Jargon-buster
'Policy-laundering'
"Policy-laundering is something that every 5 year old is familiar with. If you have ever seen a 5 year old come up to his mother and say "but Dad said I could" then you have witnessed policy-laundering in action." -- Blogger and novelist Cory Doctorow.
This decade may eventually be seen as the dark age of policy-laundering -- the use of foreign and international forums as platforms for pushing policies that could never win approval through the regular domestic political process.
Just as money-laundering describes the cycling of illegitimate funds through outside institutions in order to legitimise them, policy-laundering involves the cycling of policies that lack political legitimacy through outside institutions in order to enter them into circulation. According to The Policy Laundering Project, the United States and other nations favour policy-laundering to overcome civil liberties objections to potential privacy-invading policies.
The organisation identifies four key areas where it believes policy-laundering has been used.
Identity documents: The United States and the United Kingdom are pushing for biometric passports at the relatively obscure UN-affiliated agency the International Civil Aviation Organisation.
Surveillance of communications: Data retention laws would force internet service providers to retain their records of customers' communications for a set period of time for potential police access. The policy has proved unpopular in the United States so far, but Washington is pushing European governments to adopt it. The United Kingdom, Ireland, Sweden, and France are now pushing communications surveillance policies through the EU.

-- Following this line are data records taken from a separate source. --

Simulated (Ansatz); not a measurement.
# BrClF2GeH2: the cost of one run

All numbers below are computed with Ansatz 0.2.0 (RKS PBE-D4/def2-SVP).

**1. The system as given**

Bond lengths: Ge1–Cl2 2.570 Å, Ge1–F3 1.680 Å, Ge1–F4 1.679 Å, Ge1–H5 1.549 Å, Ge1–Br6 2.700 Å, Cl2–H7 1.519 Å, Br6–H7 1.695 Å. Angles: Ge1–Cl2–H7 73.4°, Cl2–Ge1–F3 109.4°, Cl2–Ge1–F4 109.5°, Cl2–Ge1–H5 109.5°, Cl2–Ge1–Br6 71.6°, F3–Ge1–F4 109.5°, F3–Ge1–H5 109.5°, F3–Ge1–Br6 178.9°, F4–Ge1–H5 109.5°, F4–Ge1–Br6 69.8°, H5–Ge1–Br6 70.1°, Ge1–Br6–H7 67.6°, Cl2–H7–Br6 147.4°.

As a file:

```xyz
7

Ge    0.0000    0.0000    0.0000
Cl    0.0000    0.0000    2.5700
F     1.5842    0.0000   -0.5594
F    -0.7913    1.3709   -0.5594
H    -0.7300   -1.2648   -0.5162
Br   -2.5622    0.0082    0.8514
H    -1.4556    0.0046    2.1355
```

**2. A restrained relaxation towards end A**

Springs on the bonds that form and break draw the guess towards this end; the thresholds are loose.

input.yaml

Passenger name records: The Bush Administration's efforts to demand access to passenger name records (PNR) data on Europeans flying to the United States are contrary to European privacy laws that limit such sharing.
Transfer of information: There is now systematic transfer of personal information between various governments on citizens, passengers, and bank account holders, based on agreements at the European Union, the Council of Europe, between the US and a number of countries, and the Financial Action Task Force.
The practice is likely to lead civil right groups to call for global accountability structures.